The Directorate is also engaging both large and small national laboratories. McQueary praised lawmakers for being foresighted in including legislative language in the DHS act covering the national laboratories. McQueary has been visiting laboratories to assess the roles that they could play in meeting his Directorate's needs, and are on equal footing in the DHS selection process, he said. McQueary is seeking detailees from the laboratories to work in the Directorate. He spoke of the importance of sound technology transfer mechanisms at the labs, and said, in addition, that legislation may be needed to ensure that technology transfer is fully utilized by universities and private businesses.

When asked about the nature of the work to be supported by the Directorate, McQueary said that a series of scientific "hits" will be needed early on to demonstrate the relevance of science and technology to homeland security. This year, he expects that 10-15% of the research the Directorate supports will be on "forward-looking research," as opposed to the application of technology, and that this percentage will increase in the future.
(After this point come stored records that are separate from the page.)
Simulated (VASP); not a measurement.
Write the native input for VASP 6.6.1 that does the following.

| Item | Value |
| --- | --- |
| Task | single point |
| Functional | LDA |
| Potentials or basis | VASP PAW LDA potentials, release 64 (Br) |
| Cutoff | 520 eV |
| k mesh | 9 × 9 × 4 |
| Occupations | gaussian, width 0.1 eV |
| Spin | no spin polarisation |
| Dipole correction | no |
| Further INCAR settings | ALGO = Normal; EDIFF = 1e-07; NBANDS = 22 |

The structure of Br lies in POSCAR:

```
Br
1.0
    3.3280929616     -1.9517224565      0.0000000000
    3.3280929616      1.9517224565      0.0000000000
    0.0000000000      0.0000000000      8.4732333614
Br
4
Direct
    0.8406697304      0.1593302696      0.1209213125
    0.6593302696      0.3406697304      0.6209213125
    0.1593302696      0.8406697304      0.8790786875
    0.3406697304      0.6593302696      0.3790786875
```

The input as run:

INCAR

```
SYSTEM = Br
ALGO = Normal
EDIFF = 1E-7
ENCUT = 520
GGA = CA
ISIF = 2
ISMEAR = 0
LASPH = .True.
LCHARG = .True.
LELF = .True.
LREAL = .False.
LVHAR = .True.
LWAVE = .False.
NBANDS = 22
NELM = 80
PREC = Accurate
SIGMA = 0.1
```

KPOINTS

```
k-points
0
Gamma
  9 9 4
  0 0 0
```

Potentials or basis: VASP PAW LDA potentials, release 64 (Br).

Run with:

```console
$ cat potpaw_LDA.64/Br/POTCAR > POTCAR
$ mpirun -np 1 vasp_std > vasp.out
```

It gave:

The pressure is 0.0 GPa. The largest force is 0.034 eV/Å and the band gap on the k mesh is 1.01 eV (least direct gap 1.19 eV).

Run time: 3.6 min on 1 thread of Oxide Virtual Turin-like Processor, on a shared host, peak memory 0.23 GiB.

McQueary expects to designate an existing Federally-Funded Research and Development Center to assist his Directorate, but said that not very much has been done so far in this regard. Further information about DHS and its programs can be found at www.dhs.gov

Attending this briefing was Rep. Rush Holt (D-NJ), who asked a series of questions to McQueary about how the Directorate would operate, stressing the need for strong coordination. "We have a lot riding on you," Holt said.